Armas Hill has presented the "Birdline", originally from Philadelphia, on the phone and internet for over 3 decades, and on the radio in Delaware for about 10 years.


A List & Photo Gallery of North American Birds, in 6 Parts

A List & Photo Gallery of North American Mammals  

A Chronological List of Upcoming FONT Tours     Other Birdlines/Naturelines

Photos here of two species referred to in this October 19, 2012 edition of the Birdline:

Above: a Peregrine Falcon
and below: a Wood Sandpiper

The Wood Sandpiper in the photo here 
in one that was a few years ago
in North America in Delaware.
(photo by Howard Eskin)


The Birdline for October 19, 2012:

The next edition of our Natureline will be a special one, referring to the 100 MOST ENDANGERED SPECIES on Earth - a list with not just BIRDS, but also containing OTHER CREATURES and PLANTS.

But here, now, only BIRDS as we refer to the MIGRATION that has been well underway in eastern North America, plus a few BIRDS lately in Iceland.

The rarest in eastern North America recently has been a WOOD SANDPIPER in the smallest US state of Rhode Island, on Jamestown Island in the Narragansett Bay.
Good luck had it that it was found on October 13, and it continued to be seen beyond that.
The Rhode Island bird was the 5th occurrence of a WOOD SANDPIPER in the lower 48 states of the US, and the 1st record for the New England states.

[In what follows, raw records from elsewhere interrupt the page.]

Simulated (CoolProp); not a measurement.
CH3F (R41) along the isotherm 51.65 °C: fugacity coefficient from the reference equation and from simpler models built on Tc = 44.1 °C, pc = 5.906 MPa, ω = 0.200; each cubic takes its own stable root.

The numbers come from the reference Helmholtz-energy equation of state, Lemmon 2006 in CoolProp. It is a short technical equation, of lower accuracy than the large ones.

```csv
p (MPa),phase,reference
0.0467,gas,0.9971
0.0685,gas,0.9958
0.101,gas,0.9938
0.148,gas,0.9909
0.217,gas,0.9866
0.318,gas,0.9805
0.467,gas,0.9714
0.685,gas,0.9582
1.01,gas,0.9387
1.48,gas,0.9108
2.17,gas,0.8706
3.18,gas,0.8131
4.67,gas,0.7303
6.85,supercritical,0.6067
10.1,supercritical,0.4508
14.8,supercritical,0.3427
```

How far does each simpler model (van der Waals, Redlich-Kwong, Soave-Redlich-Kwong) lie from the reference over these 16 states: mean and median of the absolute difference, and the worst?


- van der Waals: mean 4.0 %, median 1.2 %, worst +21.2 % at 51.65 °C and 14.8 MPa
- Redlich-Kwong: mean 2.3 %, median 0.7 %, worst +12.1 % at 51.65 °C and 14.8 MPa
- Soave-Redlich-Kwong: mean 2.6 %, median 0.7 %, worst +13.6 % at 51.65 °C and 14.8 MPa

In Iceland, this past week, there were extralimital SANDPIPERS from both North America and mainland Eurasia. In fact, they were seen together, at the same location.
A TEMMINCK'S STINT, a sandpiper from the east, normally in Eurasia & Africa, was seen on October 17 with a WHITE-RUMPED SANDPIPER from the west, normally in North & South America.
The TEMMINCK'S STINT, the 2nd for Iceland, continued there for at least a couple more days.
During those days, there was not just one WHITE-RUMPED SANDPIPER, but two.
Earlier in October, a BAIRD'S SANDPIPER, from the Americas, was the 7th for Iceland. It was seen from October 6 to 11.

A first for Iceland on October 12 & 13 was a BARN SWALLOW of the North American race, HIRUNDO RUSTICA ERYTHROGASTER.

Back in eastern North America, an influx of PINE SISKINS has been widespread. They have been occurring, sometimes in large numbers, as far south as Pennsylvania, New Jersey, Delaware, and Maryland. And even further south yet.
In New York recently, there were hundreds along the southern shore of Long Island at the Robert Moses State Park.

EVENING GROSBEAKS have not been as numerous, or as far south. But they have been reported recently in northern Pennsylvania, in Kunkletown, Monroe County, as well as in Coventry, Rhode Island, Errol, New Hampshire, and in Massachusetts, where they been reported in Boston, at the Boston Public Garden, and in Concord, where there also has been a YELLOW-HEADED BLACKBIRD, a species normally in western North America.

In upstate New York lately, species from the west have been both YELLOW-HEADED BLACKBIRD and FRANKLIN'S GULL, with both in the area of the Montezuma National Wildlife Refuge. 

In western New York state, another westerner, a PACIFIC LOON, in breeding plumage, was seen on October 15 flying over Lake Ontario, past the town of Wilson. Previously, PACIFIC LOONS have been seen in that region only twice, in 1959 & in 1995.
In addition to the PACIFIC LOON, also seen at the same place, that same day, were: PARASITIC JAEGER, and about 20 RED-THROATED LOONS, and nearly 200 COMMON LOONS. Also numerous HORNED GREBES, and RED-NECKED GREBE.

A species from the west that has had quite an influx of late into Pennsylvania has been the RUFOUS HUMMINGBIRD, with about 2 dozen recently reported, in these Pennsylvania counties (among others): Clarion, Dauphin, Franklin, Lehigh, Luzerne, Lycoming, Montgomery, and Northampton.
Also there have been RUFOUS HUMMINGBIRDS in upstate New York in Phoenix, in Delaware in Kent County, and in Maryland in Carroll County.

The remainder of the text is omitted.